Black Warrior Riverkeeper celebrates its 15th anniversaryBy Serena Bailey | 06/12/2017 10:44am
Black Warrior Riverkeeper is a Birmingham-based nonprofit dedicated to helping protect the Black Warrior River watershed.
Five years ago the Birmingham-based nonprofit Black Warrior Riverkeeper was celebrating its 10th anniversary on the Bama Belle when one of the boat’s engines broke. The boat would be out of commission for almost five years, returning this past February. Now, Black Warrior Riverkeeper is returning to Tuscaloosa to celebrate its fifteenth anniversary on the Bama Belle, cruising the river it works every day to protect.
“Environmentalism is a very efficient and effective way of loving one's neighbors because the environment affects everyone,” said Charles Scribner, the executive director of Black Warrior Riverkeeper. “Doesn't matter what your politics are, what your background is, or what you're interested in. We all need clean water in order to survive and thrive. There are a million people that live in the Black Warrior River Watershed so if I can do anything to help to make their water quality better I'll feel really good about that.”
Black Warrior Riverkeeper is an organization dedicated to helping protect the Black Warrior River watershed, including the river and all creeks and lakes connected to it in 17 counties across the state. Tuscaloosa was chosen for the celebration for a few reasons, according to Scribner. Among which include the fact that the river and the city of Tuscaloosa both have the same namesake, Choctaw Chief Tuskaloosa, and the fact that most of the organization's volunteers are UA students.

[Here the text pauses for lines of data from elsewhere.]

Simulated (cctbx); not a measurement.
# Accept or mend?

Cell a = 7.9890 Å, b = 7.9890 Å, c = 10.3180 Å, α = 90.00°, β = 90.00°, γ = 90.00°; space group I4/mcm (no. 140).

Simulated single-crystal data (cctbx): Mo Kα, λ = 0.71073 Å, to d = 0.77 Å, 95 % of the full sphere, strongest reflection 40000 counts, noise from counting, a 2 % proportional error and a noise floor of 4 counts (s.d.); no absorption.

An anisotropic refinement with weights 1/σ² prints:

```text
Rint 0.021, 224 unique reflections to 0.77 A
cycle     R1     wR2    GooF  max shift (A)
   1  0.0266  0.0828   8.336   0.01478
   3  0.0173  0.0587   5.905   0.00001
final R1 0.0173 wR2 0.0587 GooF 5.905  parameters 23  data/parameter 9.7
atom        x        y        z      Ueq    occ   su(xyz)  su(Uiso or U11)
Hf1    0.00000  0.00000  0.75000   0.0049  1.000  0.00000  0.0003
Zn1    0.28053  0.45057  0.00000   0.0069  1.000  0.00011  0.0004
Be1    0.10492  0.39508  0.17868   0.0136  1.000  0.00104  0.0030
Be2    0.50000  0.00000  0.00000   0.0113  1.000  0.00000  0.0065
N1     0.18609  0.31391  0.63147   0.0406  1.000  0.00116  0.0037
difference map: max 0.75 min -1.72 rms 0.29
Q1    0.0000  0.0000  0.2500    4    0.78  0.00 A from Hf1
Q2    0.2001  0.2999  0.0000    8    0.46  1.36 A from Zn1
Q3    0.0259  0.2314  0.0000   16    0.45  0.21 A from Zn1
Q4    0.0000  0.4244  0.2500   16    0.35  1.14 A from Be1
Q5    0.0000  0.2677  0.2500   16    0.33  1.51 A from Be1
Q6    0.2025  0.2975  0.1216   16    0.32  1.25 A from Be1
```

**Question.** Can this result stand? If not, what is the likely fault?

“I think the biggest challenge [with] environmental issues is often the results of our efforts are not immediately seen,” he said. “We're protecting our neighbors but we're also protecting future generations. The decisions we make now really affect people downstream, and I don't just mean downstream literally although that is certainly the case, but also downstream figuratively in the case that we're protecting future generations from pollution and harm.”
Senior public relations major Hope Runyan is currently working as an intern at Black Warrior Riverkeeper. As part of her internship, she works on various projects for the organization and reaches out to volunteers across the 17 counties in the watershed. Working with Black Warrior Riverkeeper, she said, has given her a new appreciation for the river and the resources it provides, including drinking water.
“You know you're supposed to recycle but eventually you kind of forget to do some of those things,” Runyan said. “I think that after everything I'm learning, I want to keep it with me and learn to apply to every day. Anywhere I go after graduation, even if I leave Alabama, there's going to be another watershed because you're always living in a watershed and there's probably going to be pollutants and things like that. There's always something for you to do to help the environment.”
William Andreen, a professor in environmental law and administrative law at the University, has been active in the environmental community in Alabama for 30 years. He’s currently a member of Black Warrior Riverkeeper’s Board of Directors as well as a member of its legal committee.
“To me, it's a matter of stewardship,” Andreen said. “We have a marvelous planet with fantastic resources and we have a duty to take care of it and pass it on to future generations in as good a shape as we found it or better.”
For Scribner, he said he doesn’t think the organization’s work will ever be done.
“Even if we made so much progress that it seemed as if there were no more battles to fight the minute that we turn our backs and declare victory there’s going to be some new threat creeping into the watershed,” Scribner said. “So it really takes the vigilance of not just our staff but our thousands of members to contact us consistently and report pollution.”
Citizens who see anything out of the ordinary on the river can also report the occurrence to Black Warrior Riverkeeper through their website blackwarriorriver.org. There they’ll find a list of problems currently facing the river as well as an interactive form to report pollution.
“I think that, politically, unfortunately, people are fed this lie that we need to choose between the environment and jobs so it's been a little bit disappointing to see in a state that is so incredibly outdoorsy and has such beautiful and valuable natural resources that there isn't a very good effort from our politicians to protect those resources,” Scribner said. “But at the same time what has made me so happy is that there are so many non-profit environmental organizations and so many citizens that have the spirit and wanted to protect those resources. So where our government is failing, the citizens are picking up the slack and that's very inspiring.”